Finding $n$ paths on a graph with minimal overlapping Suppose I have a simple undirected graph $G = (V, E)$ and $n$ pairs of sources and destinations $(s_i, d_i)$.
Is there any existing algorithm to find a set of $n$ paths between those sources and destinations while trying to minimize edge overlapping between those $n$ paths? 
What are keywords I should use when searching? 
 A: There is an algorithm that builds set of edge-disjoint paths between given pairs of vertices using $O(n^2)$ time. If there was some algorithm for a weighted version of this problem then your problem would be solvable using this algorithm.
A: You can formulate this as a multicommodity flow problem and solve it via linear programming.  


*

*The commodities are $K = \{ s_i \} \times \{ d_i \} $.  

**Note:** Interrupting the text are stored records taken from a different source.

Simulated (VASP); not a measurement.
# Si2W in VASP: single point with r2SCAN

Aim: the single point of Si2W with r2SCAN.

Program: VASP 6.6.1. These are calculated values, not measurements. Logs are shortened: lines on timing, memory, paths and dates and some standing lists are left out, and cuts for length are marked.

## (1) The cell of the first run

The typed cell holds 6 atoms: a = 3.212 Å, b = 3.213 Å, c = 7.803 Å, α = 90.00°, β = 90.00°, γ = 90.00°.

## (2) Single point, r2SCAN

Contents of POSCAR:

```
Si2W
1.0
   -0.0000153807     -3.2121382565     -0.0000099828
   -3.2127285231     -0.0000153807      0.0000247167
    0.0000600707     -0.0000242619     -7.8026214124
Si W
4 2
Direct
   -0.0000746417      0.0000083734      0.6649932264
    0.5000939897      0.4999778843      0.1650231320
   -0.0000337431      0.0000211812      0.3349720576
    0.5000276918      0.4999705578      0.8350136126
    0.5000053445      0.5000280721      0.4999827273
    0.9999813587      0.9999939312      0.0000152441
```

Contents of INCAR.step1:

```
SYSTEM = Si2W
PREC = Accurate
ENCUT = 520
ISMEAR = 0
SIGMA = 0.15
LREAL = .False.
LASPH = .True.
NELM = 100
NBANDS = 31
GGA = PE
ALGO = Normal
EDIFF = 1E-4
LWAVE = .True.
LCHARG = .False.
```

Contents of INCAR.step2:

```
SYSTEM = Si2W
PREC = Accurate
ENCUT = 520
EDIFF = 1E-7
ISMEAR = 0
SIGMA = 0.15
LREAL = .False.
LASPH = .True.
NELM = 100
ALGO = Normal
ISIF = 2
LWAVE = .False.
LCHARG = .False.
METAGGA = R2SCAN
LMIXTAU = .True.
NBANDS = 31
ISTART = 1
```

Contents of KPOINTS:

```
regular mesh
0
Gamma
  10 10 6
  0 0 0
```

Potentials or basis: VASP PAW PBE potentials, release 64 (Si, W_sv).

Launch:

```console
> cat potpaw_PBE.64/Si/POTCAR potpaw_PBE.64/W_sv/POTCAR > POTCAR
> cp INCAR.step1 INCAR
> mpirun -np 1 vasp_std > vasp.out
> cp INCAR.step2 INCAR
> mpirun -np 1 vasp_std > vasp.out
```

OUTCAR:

*Let $A$ be the arc set, with one arc in each direction for each edge in $E$. 


*

*For $(i,j)\in A$ and $k\in K$, let variable $x_{i,j}^k \ge 0$ be the flow along arc $(i,j)$ of commodity $k$.  


*Let variable $y_{i,j}\ge 0$ be the amount by which the total flow (in either direction) across edge $\{i,j\}\in E$ exceeds $1$. 

*Let $b_{i,k}$ be the supply at node $i$ of commodity $k$. We must have that:


*

*$b_{i,k} = 1$ for the source node of commodity $k$ (flow conservation at the source), 

*$b_{i,k} = -1$ for the sink node of commodity $k$ (flow conservation at the destination), and 

*$b_{i,k} = 0$ otherwise (flow conservation on transit nodes).  



The linear program breaks down to:
\begin{equation*}
\begin{array}{ll@{}ll}
\text{minimize}  & \displaystyle\sum_{\{i,j\}\in E} y_{i,j}  &\\
\text{subject to}& \displaystyle\sum_{k\in K} (x_{i,j}^k + x_{j,i}^k) &\le 1 + y_{i,j} &\forall\{i,j\}\in E\\
& \displaystyle\sum_j (x_{i,j}^k - x_{j,i}^k) &= 0   &\forall i\neq s_i,d_i\in V \text{ and }\forall k\in K\\
& \displaystyle\sum_j (x_{s_i,j}^k - x_{j,s_i}^k) &= 1   &\forall k\in K\\
& \displaystyle\sum_j (x_{d_i,j}^k - x_{j,d_i}^k) &= -1  &\forall k\in K\\
\end{array}
\end{equation*}